Sartorial Saturday–Light and Breezy for Spring

I didn’t think Miss Candyfloss could have a collection that I loved more than the Autumn/Winter 22-23 “Smile with Lucy” offering. How could they possibly top a range dedicated to one of my favorite mid-century actresses? And then I saw the title of the new Spring/Summer 23 collection…”Lilibeth.” I immediately knew that my guess when I heard they were doing a photoshoot in Malta was correct…the collection is a tribute to Her Late Majesty, Queen Elizabeth II. And it is the most perfect assemblage of pieces I could have imagined.

I had to wait almost a month for an item on my wishlist to be released, but I was lucky when it finally was, because it was my favorite item from the entire collection…the Valancia-Blush polka dot swing dress:

The dress is absolutely perfect for spring and summer…it’s made of a very light, flowy fabric that is breezy and lovely for the warmer months. I love the color (is it pink? is it purple? does it even matter?) and the polka dots. I especially love that it has my favorite square neckline with asymmetrical buttons across the bodice. And it also has a charming peplum that makes it look like a jacket and skirt set even though it’s all one piece!

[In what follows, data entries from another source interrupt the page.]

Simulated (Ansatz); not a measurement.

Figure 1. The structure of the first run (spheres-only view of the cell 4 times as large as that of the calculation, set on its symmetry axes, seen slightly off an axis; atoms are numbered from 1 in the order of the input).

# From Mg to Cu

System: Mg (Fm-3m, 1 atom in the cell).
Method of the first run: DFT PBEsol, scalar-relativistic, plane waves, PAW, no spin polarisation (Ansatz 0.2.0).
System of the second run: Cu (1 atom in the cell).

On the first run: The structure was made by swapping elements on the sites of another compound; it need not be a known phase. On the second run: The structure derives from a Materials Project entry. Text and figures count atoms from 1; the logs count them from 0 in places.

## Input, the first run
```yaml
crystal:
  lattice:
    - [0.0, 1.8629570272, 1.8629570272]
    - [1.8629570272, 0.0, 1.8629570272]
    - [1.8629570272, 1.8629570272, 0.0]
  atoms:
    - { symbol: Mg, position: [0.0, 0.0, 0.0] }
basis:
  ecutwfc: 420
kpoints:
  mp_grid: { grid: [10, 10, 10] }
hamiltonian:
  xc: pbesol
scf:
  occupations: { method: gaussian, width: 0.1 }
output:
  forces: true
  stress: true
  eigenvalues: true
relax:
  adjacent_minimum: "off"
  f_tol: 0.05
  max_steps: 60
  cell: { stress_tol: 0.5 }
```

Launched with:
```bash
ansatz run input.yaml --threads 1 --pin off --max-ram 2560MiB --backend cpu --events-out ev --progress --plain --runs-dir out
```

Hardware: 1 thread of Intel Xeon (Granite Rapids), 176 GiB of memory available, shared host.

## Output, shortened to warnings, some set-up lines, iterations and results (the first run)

I accessorized with a black boater hat and gloves, a few Splendette duchess bangles, and an Erstwilder brooch that is a perfect match, and adds just the right amount of sparkle!

It’s such a lovely, elegant look…the perfect tribute to The Queen:

This may be my favorite piece, but the whole collection is outstanding, and I hope to add a few more dresses to my wardrobe this spring!

A “Sad Highlight”

The last 12 days for me have been, as I heard someone on BBC World News (a station that has been playing constantly in the background of almost everything I’ve been doing throughout) describe, a “sad highlight.”

I obviously did not look forward to Her Majesty’s passing, even though realistically I knew it was coming, and sooner rather than later. And yet, once events were set into motion, I found myself anticipating each procession, each service, each walkabout, each moment of pageantry and history that is associated with a royal funeral.

A royal funeral is, by necessity, extremely well planned out and organized. The Queen was involved in making the arrangements for “Operation London Bridge” herself. From the sad moment when the flag was lowered over…Windsor? Buckingham Palace? The day was such a blur, I don’t remember from where the camera was broadcasting…and Huw Edwards read the terrible announcement, the event was well-scripted.

I watched bits of the solemn procession from Balmoral to Edinburgh, where farmers honored The Queen with their tractors, riders mounted horses, and people threw flowers along the route. The moment the cars passed over the Queensferry Crossing, opened by Her Majesty just over five years previously, was unforgettable. So was the deep, respectful curtsey the Princess Royal offered the coffin as it passed into the Palace of Holyroodhouse. The service at St. Giles Cathedral was beautiful, and the Vigil of the Princes, led by a kilted King and including a woman, Princess Anne, for the first time, was deeply moving, as they kept guard over their mother.

The tributes that poured in from all over the world were lovely. The crowned heads of Europe recognized Queen Elizabeth II as a beloved family member, a mentor, and an inspiration. Messages came from around the Commonwealth that The Queen was so instrumental in building. Possibly the most touching moment for me was watching Canadian Prime Minister Justin Trudeau pay tribute to “one of his favorite people,” and it hit me that he knew her not just as Prime Minister himself, but possibly dating back to when his farther was also Prime Minister of Canada.

His Majesty the King carried on through it all, visiting the four home countries with graciousness and warmth. There were further services in Northern Ireland and Wales that each had their own unique fingerprint. There were proclamations and speeches. There were walkabouts and memorial viewings by assorted members of the Royal Family, who took the time in spite of their deeply personal grief to offer kind words to the gathered crowds.

The final flight of Her Majesty to London was the most-tracked plane flight in history. The state hearse, which Her Majesty helped design, making its way through the gloomy, darkened streets of London, will live in my memory, the Royal Standard draped over the coffin illuminated against the dark of the hearse and the dark of the evening.

The procession of the coffin, topped with the Imperial State Crown, accompanied by military members, the Queen’s family, and musicians playing funeral marches punctuated by drumbeats and horse hooves, was stately. The service at Westminster Hall was brief, but deeply moving. And the lying-in-state was magnificent to behold…the respectful crowds, the Vigil of the Princes, and then for the first time, the Vigil of the Grandchildren, the silence punctuated only by the tapping that indicated the changing of the guard, who faithfully and constantly stood watch over Her Majesty.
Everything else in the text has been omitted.